Verb usage¶
The head of a clause (the predicate) is realised by a VP, and the head of a VP (the predicator) is realised by a verb. The verb thus functions as the ultimate head of a clause, and is the syntactically most important element within it: properties of the verb determine what other kinds of element are required or permitted
Focus¶
Aspect: “simple, progressive, perfect, perfect progressive” Then tense: past, present future
Aspect¶
Shows how an action unfolded over time.
Tense shows time; aspect shows, for example, whether an event is seen as ongoing or completed at a particular time.
Ongoing
Completed with present relevance
He has finished
They had left before you arrived
Ongoing and linked to another time
She has been studying for hours
She had been working before he arrived
Impact of dummy auxiliary verbs¶
The dummy auxiliary bears the phonological stress, acting as an intellectual anchor that forces the reader to confront the reality of the assertion:
The institutional framework collapsed under its own weight. (assertion).
While modern critics claim the system was robust, it did collapse under its own weight.
The dummy auxiliary is the essential engine behind the wh-cleft (pseudo-cleft) construction. The dummy in the relative clause holds the structural line, creating a rhythmic suspension:
The policy primarily alienated the working-class base.

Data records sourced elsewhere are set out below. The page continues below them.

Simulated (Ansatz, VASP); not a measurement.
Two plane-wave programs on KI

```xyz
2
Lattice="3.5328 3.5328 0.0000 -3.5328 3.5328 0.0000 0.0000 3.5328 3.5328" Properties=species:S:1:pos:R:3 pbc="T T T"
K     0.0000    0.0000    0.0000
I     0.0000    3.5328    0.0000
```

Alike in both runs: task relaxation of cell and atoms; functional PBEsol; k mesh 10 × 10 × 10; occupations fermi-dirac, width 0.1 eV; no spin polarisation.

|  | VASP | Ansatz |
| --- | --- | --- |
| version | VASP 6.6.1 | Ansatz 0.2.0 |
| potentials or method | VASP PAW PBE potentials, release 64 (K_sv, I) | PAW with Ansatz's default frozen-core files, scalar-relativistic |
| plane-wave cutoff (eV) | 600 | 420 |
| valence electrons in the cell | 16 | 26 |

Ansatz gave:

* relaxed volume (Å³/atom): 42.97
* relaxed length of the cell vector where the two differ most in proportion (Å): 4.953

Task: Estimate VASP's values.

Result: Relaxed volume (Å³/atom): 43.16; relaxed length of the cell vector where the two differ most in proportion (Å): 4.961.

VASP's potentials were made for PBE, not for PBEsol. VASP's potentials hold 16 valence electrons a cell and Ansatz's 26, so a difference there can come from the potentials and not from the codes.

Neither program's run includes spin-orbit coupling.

What the policy did was alienate the working-class base. (pseudo-cleft with dummy “do”)
negative assertions automatically take on a two-step, rhythmic cadence (do + not + verb). A first clause clears the field of an assumption using the dummy machinery, clearing a direct path for the un-scaffolded, high-impact lexical verb in the second clause:
The state does not protect; it extracts.
The intellectual does not seek consensus; he provokes conflict.